Project brings a little Hollywood to teaching teachers a different way to teach Algebra

Indiana high school students enroll in college at a lower rate than elsewhere in the nation and enrollment among lower-income students in the state is lower still.

Many students in Indiana lack access to academically challenging science, technology, engineering and math (STEM) educational opportunities in particular, experiences that correlate with whether a student goes on to college or not.

Gaining Early Access and Readiness for Undergraduate Programs (Indiana GEAR UP), a program spearheaded by Purdue’s College of Education, works with school and community partners around the state to address this issue in a variety of ways. One way is STEM-oriented teacher professional development.

Enter the Course Production team from Purdue University Online.

GEAR UP wanted to create an online course showing teachers how they could make Algebra lessons a more engaging, interactive experience for students. Taking Algebra in high school has an especially strong correlation with college enrollment.

The idea was to build a lesson around a proven system known as the 5Es: engage, explore, explain, elaborate, and evaluate. That methodology was not unfamiliar territory for the Purdue University Online course designers, but the project came with a twist.

GEAR UP wanted the online course to show real teachers in action teaching real students Algebra by applying the 5Es in a lab setting in a real class.

“That was the vision from the get-go,” said Virginia Bolshakova, Indiana GEAR UP executive director and assistant professor in the College of Education. “It was no small feat to get everything arranged and organized.”

For the Course Production team, it meant trying something different – a multi-camera live video shoot at a remote location, in this case Kokomo High School, which agreed to be the “set” for the production.

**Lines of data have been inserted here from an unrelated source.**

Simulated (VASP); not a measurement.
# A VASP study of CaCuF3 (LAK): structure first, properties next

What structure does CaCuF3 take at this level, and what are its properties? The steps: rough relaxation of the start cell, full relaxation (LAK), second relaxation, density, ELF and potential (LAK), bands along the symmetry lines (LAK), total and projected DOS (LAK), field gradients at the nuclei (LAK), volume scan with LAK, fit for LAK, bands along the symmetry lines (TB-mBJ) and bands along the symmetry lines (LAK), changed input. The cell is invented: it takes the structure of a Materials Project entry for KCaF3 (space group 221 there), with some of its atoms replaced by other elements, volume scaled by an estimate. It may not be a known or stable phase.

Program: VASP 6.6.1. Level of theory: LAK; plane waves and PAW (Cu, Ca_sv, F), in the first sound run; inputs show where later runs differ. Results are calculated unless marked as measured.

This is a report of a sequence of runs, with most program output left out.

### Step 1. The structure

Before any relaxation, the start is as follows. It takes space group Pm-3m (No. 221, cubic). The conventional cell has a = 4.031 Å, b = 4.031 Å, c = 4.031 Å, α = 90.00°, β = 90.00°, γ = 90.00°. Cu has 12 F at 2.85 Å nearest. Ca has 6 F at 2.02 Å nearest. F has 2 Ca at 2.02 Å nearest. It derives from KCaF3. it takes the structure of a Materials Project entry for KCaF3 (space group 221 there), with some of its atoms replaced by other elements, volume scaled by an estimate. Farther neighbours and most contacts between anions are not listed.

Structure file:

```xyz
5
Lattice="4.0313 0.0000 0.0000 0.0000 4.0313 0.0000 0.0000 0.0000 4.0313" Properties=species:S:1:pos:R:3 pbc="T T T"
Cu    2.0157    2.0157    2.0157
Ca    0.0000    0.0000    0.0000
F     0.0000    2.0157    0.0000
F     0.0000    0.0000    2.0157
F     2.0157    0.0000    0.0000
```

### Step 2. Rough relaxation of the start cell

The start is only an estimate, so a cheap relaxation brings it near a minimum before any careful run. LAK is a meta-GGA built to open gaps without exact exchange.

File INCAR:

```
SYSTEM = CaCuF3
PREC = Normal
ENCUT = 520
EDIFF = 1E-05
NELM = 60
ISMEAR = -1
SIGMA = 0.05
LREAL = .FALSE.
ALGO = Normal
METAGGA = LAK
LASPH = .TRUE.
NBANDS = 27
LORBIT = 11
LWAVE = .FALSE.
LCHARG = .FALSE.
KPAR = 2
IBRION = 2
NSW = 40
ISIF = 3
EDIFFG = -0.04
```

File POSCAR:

Working with GEAR UP staff members and Kokomo teacher Jennie Powell, Vincent Hornbach and Emily Craven, video production specialists for Purdue University Online, used three cameras recording over two days to catch the action from various perspectives, resulting in about 30 hours of raw video. The team edited this down to five separate videos approximately 10 minutes long, choosing footage that best illustrates one of the 5Es. Those videos became an integral part of the finished course.

“We thought that instead of just telling them about this approach we would show them how it was actually done and generate some excitement about it,” said Erica Young, a senior instructional designer for Purdue University Online.

The course, titled “Teaching Hands-On Math: Linear Equations,” shows Algebra 1 math teachers how to combine hands-on, collaborative math lab activities with a 5E-based lesson plan, as opposed to a more traditional approach with students listening to a lecture and working individually on a problem sheet. The videos illustrate that while taking the lab approach may sound a bit like herding cats, it is doable and effective.

In addition to the videos, the training course includes interactive activities such as having teachers convert one of their lesson plans to a 5E plan and upload it to the course website, which also functions as a 5E lesson plan repository. The course site, built in Purdue’s web-based Brightspace learning management system, includes an online discussion board as well, enabling teachers to interact with their peers, share ideas and ask and answer questions.

The two-hour, self-paced asynchronous course is available free to any Indiana teacher at this website. Teachers can earn two licensing points for completing it. For more information on the course and how to register see this document.

For more information on working with Purdue Teaching and Learning Technologies and its Course Production team, email tlt@purdue.edu.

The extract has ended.